Esperanto: Borderless language remembers its Yorkshire roots

Esperanto: Borderless language remembers its Yorkshire roots
Source: BBC

Launched in 1887, Esperanto aimed to offer a constructed language that was easy to learn, understand and even help to promote world peace. Despite the passing of almost 140 years, speakers say it's still going strong and are sharing the story of its Yorkshire roots.

First proposed by Warsaw-based Ludwik L Zamenhof, the ophthalmologist hoped his linguistic creation would become the global second language.

Despite its Polish beginnings, the first Esperanto society in the UK was established in West Yorkshire in 1902.

"People learned Esperanto to get a taste of what it would be like to go abroad and meet foreigners, without any realistic prospect of doing so," says Jack Warren, a fluent Esperantist.

The 78-year-old recalls how his mother learned the language in the early 1930s.

"It was a cheap alternative to learning French and going to France for a holiday, which they couldn't afford anyway," Warren, from Sheffield, says.

Zamenhof developed the language in his 1887 book Unua Libro, written under the pseudonym Doktoro Esperanto - 'doctor bearing hope'.

It made its way to the UK via Keighley when local journalist Joseph Rhodes discovered it and launched the nation's first formal society.

He went on to become an influential figure in British Esperanto and published the first English-Esperanto dictionary, with the 500-page document arguably becoming the standard text for early British learners.

Warren, the president of the Yorkshire Federation of Esperantists, was given a dictionary from his mother as a boy but did not begin to learn the language until the 1980s - eventually being drawn in by a community that "wanted to make the world a better place".

"Given that it's the first place in Britain, you would have thought it would be somewhere like Cambridge, Oxford or London," says John Goodwin, a Todmorden-based trustee of the Esperanto Association of Britain (EAB).
"But no, it was this little town in West Yorkshire."

Malcolm Jones, from North Yorkshire, says the language is easy to learn because of its simple grammar, a lack of irregular verbs and a phonetic spelling system.

The retired teacher and former EAB board member mastered it through postal lessons in 1984 and "soon became fluent".

He created the Skipton Esperanto group in 1995, with the group still holding regular events.

"It's all in Esperanto, we don't speak any English," says group member Cally Berry, the former head of languages at Skipton Girls' High School.

Precise numbers of current global speakers are difficult to gauge, with estimates generally falling between the wide range of 100,000 to two million.

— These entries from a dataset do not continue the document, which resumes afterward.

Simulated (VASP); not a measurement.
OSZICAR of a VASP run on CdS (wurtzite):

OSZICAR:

Many learners have become fluent through apps including Duolingo, with the language said to have found a recent second life online.

According to the World Esperanto Youth Organization (TEJO), it has thousands of members in more than 90 countries.

Tolkien's classic Lord of the Rings trilogy, Roald Dahl's Matilda, nearly all of Shakespeare's plays and the Bible are among the books to have been translated into Esperanto editions.

This weekend, speakers from across England and beyond are gathering in Leicester for the annual Brita Kongreso de Esperanto (British Esperanto Congress) - the largest UK gathering of speakers.

Tyron Surmon, 26, a former president of TEJO, has been speaking Esperanto for a decade and started to learn it after he "stumbled across it on Wikipedia".

"Within two weeks I knew more of it than the French I had been learning for seven years," he says.
"I thought it was cool; I started learning it the day after my French GCSE exam."

He says its online presence had increased awareness of the language but echoed the difficulty of pinpointing the exact number of new speakers.

"It seems to be pensioners and students - people with a lot of free time," he says.
"It has given me so many opportunities - jobs, meeting people I never would have otherwise met and I have travelled the world."

So while its popularity remains difficult to assess, Yorkshire's current Esperanto community may prove the alternative way of communicating still holds value.

"It's really cool when you meet other Esperantists," Berry adds.
"You just speak Esperanto and nobody's got an advantage."